How Does Orthogonal Projection Work in L^2 Spaces with a Self-Adjoint Operator?

[AxiomOfChoice]

Suppose you have a self-adjoint operator $A$ on $L^2(\mathbb R^n)$ that has exactly one discrete, non-degenerate eigenvalue $a$ with associated normalized eigenfunction $f_a$. What does the projection onto the associated eigenspace look like? My guess would be:

$$P(f) = (f,f_a)f_a = f_a(x) \int_{\mathbb R^n} f(x) \cdot \overline{f_a(x)}\ dx.$$

This certainly satisfies $P^2(f) = P(f)$ and $P(f_a) = f_a$...

 

[micromass]

Suppose you have a self-adjoint operator $A$ on $L^2(\mathbb R^n)$ that has exactly one discrete, non-degenerate eigenvalue $a$ with associated normalized eigenfunction $f_a$. What does the projection onto the associated eigenspace look like? My guess would be:

$$P(f) = (f,f_a)f_a = f_a(x) \int_{\mathbb R^n} f(x) \cdot \overline{f_a(x)}\ dx.$$

This certainly satisfies $P^2(f) = P(f)$ and $P(f_a) = f_a$...

You still need to check that $P$ is self-adjoint. But this is true.

So indeed, the projection operator has the form you indicate.

In physics texts, they denote this operator often by $\left|f_a\right\rangle \left\langle f_a\right|$. In math texts, it is denoted by $f_a\otimes f_a$.

 

[AxiomOfChoice]

You still need to check that $P$ is self-adjoint.

I'd only need to do this if I were interested in showing $P$ was an orthogonal projection, right? Is that somehow crucial here? If so, I guess I don't see why.

 

[micromass]

I'd only need to do this if I were interested in showing $P$ was an orthogonal projection, right? Is that somehow crucial here? If so, I guess I don't see why.

Two remarks on this:

1) If you are working in a Hilbert space and if you say the word projection, then people will automatically assume orthogonal projections. The word "projection operator" in Hilbert space implies for the most people that it is orthogonal. So although you are right, you should specify when you are working with other kind of projections.

2) You said in your post

What does the projection onto ...

The word "the" indicates that the projection is unique. But if you allow non-orthogonal projections, then this is not the case. There are many projections that do the job.

You are correct though, and I'm just nitpicking. But I feel that this was important enough to mention anway.

 

[AxiomOfChoice]

The word "the" indicates that the projection is unique. But if you allow non-orthogonal projections, then this is not the case. There are many projections that do the job.

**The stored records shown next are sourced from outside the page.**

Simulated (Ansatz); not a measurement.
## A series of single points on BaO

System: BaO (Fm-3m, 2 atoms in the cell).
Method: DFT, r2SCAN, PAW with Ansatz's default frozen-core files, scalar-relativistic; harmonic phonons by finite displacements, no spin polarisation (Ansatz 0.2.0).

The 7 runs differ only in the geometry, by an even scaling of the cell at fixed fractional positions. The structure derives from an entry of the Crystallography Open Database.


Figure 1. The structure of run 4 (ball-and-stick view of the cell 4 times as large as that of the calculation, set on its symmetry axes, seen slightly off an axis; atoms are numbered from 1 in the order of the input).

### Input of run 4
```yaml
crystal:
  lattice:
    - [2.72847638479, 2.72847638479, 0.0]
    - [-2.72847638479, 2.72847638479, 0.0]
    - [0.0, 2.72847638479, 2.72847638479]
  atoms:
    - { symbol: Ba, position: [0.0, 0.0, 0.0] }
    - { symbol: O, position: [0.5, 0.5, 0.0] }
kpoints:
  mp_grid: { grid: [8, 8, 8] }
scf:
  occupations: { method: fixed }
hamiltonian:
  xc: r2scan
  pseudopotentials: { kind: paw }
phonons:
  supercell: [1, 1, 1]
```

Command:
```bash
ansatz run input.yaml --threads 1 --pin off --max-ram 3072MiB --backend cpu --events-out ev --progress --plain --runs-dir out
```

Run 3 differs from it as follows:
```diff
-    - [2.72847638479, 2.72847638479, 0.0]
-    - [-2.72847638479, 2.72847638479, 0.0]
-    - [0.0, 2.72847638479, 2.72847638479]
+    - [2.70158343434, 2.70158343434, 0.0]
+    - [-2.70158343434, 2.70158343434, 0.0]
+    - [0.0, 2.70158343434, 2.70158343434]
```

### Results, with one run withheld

This is interesting. My intuition tells me that whenever you're considering any kind of eigenvalue problem for a (bounded, unbounded, self-adjoint, non-self-adjoint, etc.) linear operator in a Hilbert space, then for any eigenvalue there is an associated eigenspace and (at least) one projection onto that space. But is it *always* true that the projection has to be an orthogonal projection?

I guess this could be a very deep question with a textbook-chapter-length answer, or not very deep at all...

 

[micromass]

Yes, on any closed subspace of the Hilbert space, there is an orthogonal projection.

So any eigenspace of a bounded operator admits an orthogonal projection.